July 25, 2011

It will only hurt "this" much

The tax we don't yet have, and the over-compensation not yet distributed, is only going to affect consumer pricing by some pittance of less than one per cent.

So says Julia Gillard.

With absolute confidence.

Many voters believe her.  They've bought the message, many noting that the affect of this on the Australian economy will be negligible compared to the ten per cent GST, which we all absorbed without a whimper.

Even major retailers are crying poor and blaming the tax that is yet to be put to parliament.  Why do they believe that a negligible change to consumer costs is already and will continue to engender a massive turn down in spending?

It doesn't add up.

None of the claims add up and they never will.

In Victoria: 
Analysis of tariff data collected by welfare group the St Vincent de Paul Society shows electricity prices have increased on average by between 27 and 36 per cent since 2008. Gas prices have risen on average by between 24 and 29 per cent.

Water bills have increased by up to 68 per cent on average in Melbourne since 2007-8. They are expected to rise by another third in the next two years.
That's WITHOUT a CO2 emissions tax.  And the much vaunted over-compensation for those on Centrelink payments and low income earners is a massive mound of horse shit.

Those utility increases have occurred long before a CO2 emissions tax, imagine what those privately owned companies are going to do to pricing once the tax is in place.

The government wealth-redistribution doesn't come even close to covering the increases of recent years, and will not cover increases predicted over the next several years.  (That's before people have to start checking the price of every other ordinary living expense - food, housing, education, public transport, clothes, shoes, and all the rest of it.)
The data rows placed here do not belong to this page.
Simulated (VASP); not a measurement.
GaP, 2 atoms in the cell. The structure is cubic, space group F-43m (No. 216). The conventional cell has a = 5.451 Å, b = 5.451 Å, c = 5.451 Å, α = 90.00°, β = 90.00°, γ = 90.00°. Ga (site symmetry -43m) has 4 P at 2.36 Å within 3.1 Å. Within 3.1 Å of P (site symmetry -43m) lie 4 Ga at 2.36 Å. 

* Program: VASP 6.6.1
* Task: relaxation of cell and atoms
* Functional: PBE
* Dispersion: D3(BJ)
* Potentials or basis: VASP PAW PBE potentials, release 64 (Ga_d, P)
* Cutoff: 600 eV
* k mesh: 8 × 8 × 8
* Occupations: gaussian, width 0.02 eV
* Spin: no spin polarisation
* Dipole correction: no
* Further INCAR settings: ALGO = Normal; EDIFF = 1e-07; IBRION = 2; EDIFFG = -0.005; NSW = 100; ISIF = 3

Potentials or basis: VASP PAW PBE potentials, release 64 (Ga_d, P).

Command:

People aren't spending because they can't, not because they're saving - they're spending, on essentials.  There are only so many lights to turn off or jumpers to put on in winter.  The bulk of utility bills are almost immovable.  People use less and less power and water, but still end up paying more and more.  No wonder they're not buying new frocks or a fourth television.

That negligible price impact of the CO2 emissions tax?  Just wait.  It's going to be huge.